Throughout Korea's history, the assimilation of foreign laws has taken place in waves. Korea assimilated the codes of the Chinese Qin, Wei, and Tang dynasties in the early Three Kingdoms period, the codes of the Tang, Song, and Yuan dynasties in the Koryo period (918-1392), the Ming Code in the Choson Dynasty (1392-1910) period, Western civil law at the close of the Choson Dynasty and during the Japanese occupation, and both Continental Law and Anglo-American law after liberation in 1945. The Choson Dynasty also produced numerous codifications of Korean law and created new laws as necessary to deal with economic, social, and other public policy issues. Confucian values exerted strong influence on Korea's traditional law.

With the end of the Choson Dynasty in 1910, decisive changes occurred in Korean law. Traditional Korean institutions were suddenly replaced. Reform measures, characterized by the introduction of Western institutions, began with the Kabo Reforms (1894-95) forced on Korea by Japan and modeled on the Japanese reforms of the Meiji Restoration (1868). These hasty reforms produced many laws translated from Japanese codes, which in turn had their origins in Roman and Germanic laws. The imposition of institutions by the Japanese and their post-1910 use for repressive colonial control constituted a sharp break with the Korean past.

The Westernized legal system's key features included its origin in the European civil law tradition; prominent roles for legal scholars, university professors, and legislators, rather than judges; codified law rather than precedent as the major source of law; and an inquisitorial rather than adversarial court procedure. In other respects, however, Japanese colonial rule continued several features of the traditional Korean legal order. Under Japanese colonial rule, for example, there was no constitutional law, no guarantee of rights, and no judicial review of the exercise of political power. The legal system of Korea under Japanese rule was composed essentially of rules, duties, and obligations. Further, there was little institutional or procedural separation of powers. The Japanese governor general had even greater executive and legislative power than traditional Korean kings and ruled through a large, efficient, and modern bureaucracy.

After independence, revulsion over the Japanese occupation motivated Korean officials to devise a new codification designed to replace all Japanese laws, decrees, and orders, as well as the regulations and decrees of the United States Army Military Government in Korea (1945-48) with Korean codes. The process took ten years. Eventually, the Criminal Code (1953), the Code of Criminal Procedure (1954), the Civil Code (1958), the Civil Procedure Law (1960), and the Commercial Code (1962), as well as other codes--deliberately distinguished from previous Japanese codes--were adopted. In most substantive areas, however, South Korean law retained the most fundamental principles and procedures of continental jurisprudence as originally received through Japan.
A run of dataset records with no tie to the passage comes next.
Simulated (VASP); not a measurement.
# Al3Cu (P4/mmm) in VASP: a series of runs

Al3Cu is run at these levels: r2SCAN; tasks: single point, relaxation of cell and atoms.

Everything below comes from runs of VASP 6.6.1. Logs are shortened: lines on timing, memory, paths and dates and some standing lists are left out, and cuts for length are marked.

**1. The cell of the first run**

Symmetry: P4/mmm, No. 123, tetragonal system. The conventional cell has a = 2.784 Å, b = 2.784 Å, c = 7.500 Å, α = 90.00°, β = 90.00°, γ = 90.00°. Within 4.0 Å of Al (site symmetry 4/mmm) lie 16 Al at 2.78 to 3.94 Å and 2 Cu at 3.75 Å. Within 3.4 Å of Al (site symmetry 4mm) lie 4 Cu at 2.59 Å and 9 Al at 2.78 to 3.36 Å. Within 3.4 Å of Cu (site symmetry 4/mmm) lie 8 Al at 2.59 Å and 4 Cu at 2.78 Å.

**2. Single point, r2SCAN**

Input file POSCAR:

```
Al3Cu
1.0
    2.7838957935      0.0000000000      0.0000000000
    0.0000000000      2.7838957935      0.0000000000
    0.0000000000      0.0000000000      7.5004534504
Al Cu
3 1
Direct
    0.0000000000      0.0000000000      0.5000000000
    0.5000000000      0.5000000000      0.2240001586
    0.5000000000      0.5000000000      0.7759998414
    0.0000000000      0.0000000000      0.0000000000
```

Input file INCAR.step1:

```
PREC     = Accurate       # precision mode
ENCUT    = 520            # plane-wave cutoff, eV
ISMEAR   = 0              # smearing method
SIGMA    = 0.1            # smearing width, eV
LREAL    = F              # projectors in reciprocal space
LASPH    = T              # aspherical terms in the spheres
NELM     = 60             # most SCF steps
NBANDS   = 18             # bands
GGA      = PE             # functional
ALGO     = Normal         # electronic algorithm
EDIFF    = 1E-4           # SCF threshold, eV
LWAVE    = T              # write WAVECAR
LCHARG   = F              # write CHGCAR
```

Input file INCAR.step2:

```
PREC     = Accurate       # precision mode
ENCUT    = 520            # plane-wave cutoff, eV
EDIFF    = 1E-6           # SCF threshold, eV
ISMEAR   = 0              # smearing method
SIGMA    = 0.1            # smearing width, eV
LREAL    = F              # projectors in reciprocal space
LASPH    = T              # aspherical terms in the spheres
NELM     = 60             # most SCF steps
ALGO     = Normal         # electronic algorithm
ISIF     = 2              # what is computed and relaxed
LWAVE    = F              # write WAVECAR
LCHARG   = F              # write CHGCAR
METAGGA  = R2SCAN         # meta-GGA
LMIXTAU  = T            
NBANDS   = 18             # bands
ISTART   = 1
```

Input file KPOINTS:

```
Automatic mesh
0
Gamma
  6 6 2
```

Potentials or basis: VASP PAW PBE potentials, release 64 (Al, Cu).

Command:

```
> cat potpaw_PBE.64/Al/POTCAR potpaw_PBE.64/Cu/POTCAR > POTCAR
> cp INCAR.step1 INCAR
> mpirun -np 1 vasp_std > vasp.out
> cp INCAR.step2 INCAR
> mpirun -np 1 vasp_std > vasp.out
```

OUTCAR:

The Code of Criminal Procedure (1954) governed most aspects of the enforcement of criminal justice. The code retained the basic characteristics of the European continental legal system and had some features of Anglo-American law. Among the features adapted from the United States legal system were a requirement for judicial warrants; modification of preliminary examination; strengthening of the system of state-appointed counsel; rejection of hearsay evidence as a matter of rule; and a requirement for corroborating evidence obtained in confessions.

The first exclusionary ruling on a confession in a South Korean court based on the constitutional guarantee of the right to legal counsel occurred in late 1989. Law enforcement and security agency officials, however, did not consider themselves compelled to adhere to legal precedents or court rulings when subsequently investigating other cases. Police and prosecutors, especially in political or espionage cases, still limited the frequency and length of defendants' meetings with counsel, except when taking written statements. Legislative action was needed for the South Korean system to proceed beyond court redress of specific violations in specific cases to the establishment of general guidelines.